Barefootin': Life Lessons from the Road to Freedom by Unita Blackwell
Unita Blackwell's story brought me to tears several times, and I would love to meet her and shake her hand.
She was born to poor cotton workers in Mayersville, Mississippi, and finished the 8th grade before going to work full time in the cotton fields. She picked and chopped cotton until she was in her mid-30s, when she was inspired to join the civil rights movement. She was raised by loving parents, with a good dose of "mother wit," such as:
"If you lie down with a dog, you'll get up with fleas."
"Don't lay it on the cow when the milk goes sour."
"A new broom sweeps clean, but the old one knows where the dirt is."
"Every shut eye ain't asleep, and every grinning mouth ain't happy."
"Wear life like a loose garment."
About six months after she had her son Jerry, Blackwell nearly died. In fact, she was pronounced dead but she came back to life. From that point on, she believed that she was not done on earth yet...and that she had work to do. She didn't go out looking for her life's purpose--but when it found her, she knew it was what she was meant to do.
She joined the Student Nonviolent Coordinating Committee and began fighting for the right of African-Americans to vote. It took Blackwell several efforts herself to register to vote. To say she was persistent and courageous is an understatement. She was arrested multiple times, beaten to a pulp (once in front of her son), assaulted and abused, and humiliated repeatedly. Blackwell makes the point that when she hears all about the torture Americans have inflicted on Iraqi prisoners, it feels strange to her because most people today--especially young people, and whites in general--"do not have any idea the price that ordinary black Missippians have paid...they don't know what kind of hell we went through...I can hardly bear, even now, 40 years later, to think about it."
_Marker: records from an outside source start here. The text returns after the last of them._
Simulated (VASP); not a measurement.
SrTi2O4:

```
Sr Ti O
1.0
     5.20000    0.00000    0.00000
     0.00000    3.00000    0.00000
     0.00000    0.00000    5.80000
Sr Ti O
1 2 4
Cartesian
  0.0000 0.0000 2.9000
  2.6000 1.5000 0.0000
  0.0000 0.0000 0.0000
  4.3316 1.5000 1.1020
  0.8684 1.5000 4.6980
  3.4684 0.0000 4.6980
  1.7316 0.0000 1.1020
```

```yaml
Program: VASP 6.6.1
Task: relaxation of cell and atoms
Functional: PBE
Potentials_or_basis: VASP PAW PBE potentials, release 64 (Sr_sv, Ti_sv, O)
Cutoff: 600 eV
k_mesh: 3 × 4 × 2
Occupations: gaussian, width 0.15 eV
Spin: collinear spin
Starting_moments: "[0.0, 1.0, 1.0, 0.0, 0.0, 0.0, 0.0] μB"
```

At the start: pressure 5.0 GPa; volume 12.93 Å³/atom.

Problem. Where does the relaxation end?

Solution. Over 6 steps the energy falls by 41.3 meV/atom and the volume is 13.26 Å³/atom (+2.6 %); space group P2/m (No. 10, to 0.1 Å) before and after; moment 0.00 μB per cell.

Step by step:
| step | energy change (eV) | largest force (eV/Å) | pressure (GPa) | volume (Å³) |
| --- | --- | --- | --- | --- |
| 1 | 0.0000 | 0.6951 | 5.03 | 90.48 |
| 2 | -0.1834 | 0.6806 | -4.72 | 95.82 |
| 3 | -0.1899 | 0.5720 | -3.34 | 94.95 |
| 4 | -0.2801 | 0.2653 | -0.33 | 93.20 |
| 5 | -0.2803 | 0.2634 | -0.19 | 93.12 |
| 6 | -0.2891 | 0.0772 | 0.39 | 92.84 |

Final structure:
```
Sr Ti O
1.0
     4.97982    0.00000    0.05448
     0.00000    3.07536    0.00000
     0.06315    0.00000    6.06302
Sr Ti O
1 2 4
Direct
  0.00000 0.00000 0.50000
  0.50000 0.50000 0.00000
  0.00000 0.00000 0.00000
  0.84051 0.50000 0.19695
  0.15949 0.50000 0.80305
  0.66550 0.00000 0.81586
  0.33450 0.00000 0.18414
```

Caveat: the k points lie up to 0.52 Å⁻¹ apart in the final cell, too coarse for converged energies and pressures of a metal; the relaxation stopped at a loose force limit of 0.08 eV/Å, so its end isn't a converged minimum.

In 1964, she was part of a group (with the famous and incredibly gutsy Fannie Lou Hamer) who went to the Democratic Convention. They represented the Mississippi Freedom Democratic Party, and they fought to be seated as delegates at the convention. The "real" Mississippi Democratic delegates were planning to support Barry Goldwater instead of Lyndon Johnson. That was the year when southerners began to leave the Democratic party over race. Reading this book made me feel grossly uneducated, because I was never aware of this very important event in history. Fannie Lou Hamer made an impassioned speech to a congressional committee, appealing for their delegates to be seated. (That speech is what made her famous.) Learn about Hamer and this historical convention in this video:
In spite of all the hatred and prejudice Blackwell experienced, she clung to her faith and her belief in the inherent goodness of people. She turned her anger into compassion and worked to right the wrongs she saw. She wrote that "Even at my most angry I never hated white people. I hated the way I'd been treated and the way I was always having to look out for snakes and be uncertain and afraid. But I had grown to see that people can change. My faith became more steadfast as I saw people willing to open their minds and respect each other and work together. When that happens, there's almost no limit to the good that can be accomplished for the betterment of society."
About being part of a delegation that welcomed President Jimmy Carter to Mississippi: "A cotton-chopping, cotton-picking black child from Lula, Mississippi, raised up with absolutely nothing, who hadn't been allowed to vote, couldn't even look white people in the eye, had represented the state of Mississippi in welcoming the president of the United States to MY state."
Blackwell exhorts Americans to get involved, to become community organizers (my word, not hers). "A small group of abolitionists writing and speaking eventually led to the end of slavery. A few stirred-up women brought about women's voting...It's not the president or Congress that makes change happen. It's the people. Us. We are the movers. The president and Congress follow us."
The title of the book, "Barefootin'", refers to a song they used to hear in the juke houses and on the radio--it's about dancing one's way through life. Blackwell does that and more. She helped the people around her to dance too.
This is how she ends her book: "When you're barefootin' on the road to freedom, you have to watch and fight and pray. Watch the road so when you run up on a roadblock, you can cut a new path and go around. Watch the other fellow on the road and yourself as well. Fight for the right of way. Fight for the right to stay on the road. Fight to keep yourself open to understanding. Pray for the strength to finish what you started. And don't let nobody turn you around. You can do it. Your spirit is in your feet, and your feet can run free."
Blackwell's life and work are truly inspiring. I have googled Unita Blackwell, and sadly, she appears to be in the early stages of dementia. But I found this great video of her speaking last year, speaking about the civil rights movement:
Blackwell was a friend of Bill and Hillary Clinton. But I can only imagine how amazed and delighted she must have been when Obama won the election last November. How far we have yet to go, but how far we have come.